In California, Proposition 13 currently limits property tax reassessments (increases) to 2% annually, but allows for full tax reassessments if the building is sold, more than 50% is transferred, or substantial new construction is completed.  Under the proposed California “split roll” ballot measure, office, industrial and retail buildings would be to be regularly reassessed and taxed at their full value. As a result, property tax reassessments could have a devastating effect on California office tenants.

Buildings that have been owned and managed by the same entities for a long period of time may not have been reassessed under Proposition 13 for years and in some cases decades.  As a result, these buildings carry a potentially large operating expense/tax liability that buildings with high resale turnover do not.  Tenants in buildings with the most stable long-term ownership will have the largest tax reassessment liability under the split roll ballot measure.

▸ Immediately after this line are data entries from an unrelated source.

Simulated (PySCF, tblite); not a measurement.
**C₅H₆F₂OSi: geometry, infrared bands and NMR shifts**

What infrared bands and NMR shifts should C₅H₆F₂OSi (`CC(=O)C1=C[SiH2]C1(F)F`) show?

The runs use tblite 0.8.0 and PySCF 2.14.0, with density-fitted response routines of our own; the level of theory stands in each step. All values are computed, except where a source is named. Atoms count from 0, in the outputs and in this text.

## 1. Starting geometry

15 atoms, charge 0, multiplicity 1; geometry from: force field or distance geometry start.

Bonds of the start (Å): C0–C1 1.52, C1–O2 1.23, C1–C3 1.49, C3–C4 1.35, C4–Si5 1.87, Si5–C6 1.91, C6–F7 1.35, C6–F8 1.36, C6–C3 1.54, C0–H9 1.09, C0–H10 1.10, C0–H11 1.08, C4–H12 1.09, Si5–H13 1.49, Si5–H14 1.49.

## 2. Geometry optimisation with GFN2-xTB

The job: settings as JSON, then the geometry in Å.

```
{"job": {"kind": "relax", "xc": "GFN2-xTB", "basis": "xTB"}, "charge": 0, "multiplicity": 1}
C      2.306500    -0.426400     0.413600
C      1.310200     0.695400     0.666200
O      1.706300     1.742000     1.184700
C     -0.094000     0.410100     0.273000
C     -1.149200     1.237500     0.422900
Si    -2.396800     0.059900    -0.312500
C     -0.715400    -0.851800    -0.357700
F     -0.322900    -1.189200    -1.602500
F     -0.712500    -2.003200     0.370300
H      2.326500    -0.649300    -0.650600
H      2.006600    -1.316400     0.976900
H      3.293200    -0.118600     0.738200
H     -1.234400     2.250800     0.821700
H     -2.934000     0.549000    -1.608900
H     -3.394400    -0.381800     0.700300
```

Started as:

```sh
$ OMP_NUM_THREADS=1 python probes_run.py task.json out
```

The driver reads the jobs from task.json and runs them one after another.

At a minimum, it’s important to do the math on your potential split roll and/or Proposition 13 reassessment liability before entering any new lease or renewal in any building in California.  Tenants need to know when the property was last reassessed for Proposition 13 purposes, what its assessed value was and what its assessed value is today in order to forecast the potential liability due to a transfer of ownership under Proposition 13 or a mandatory reassessment under the split roll initiative. The longer it’s been since the last reassessment, the greater your exposure to property tax increases.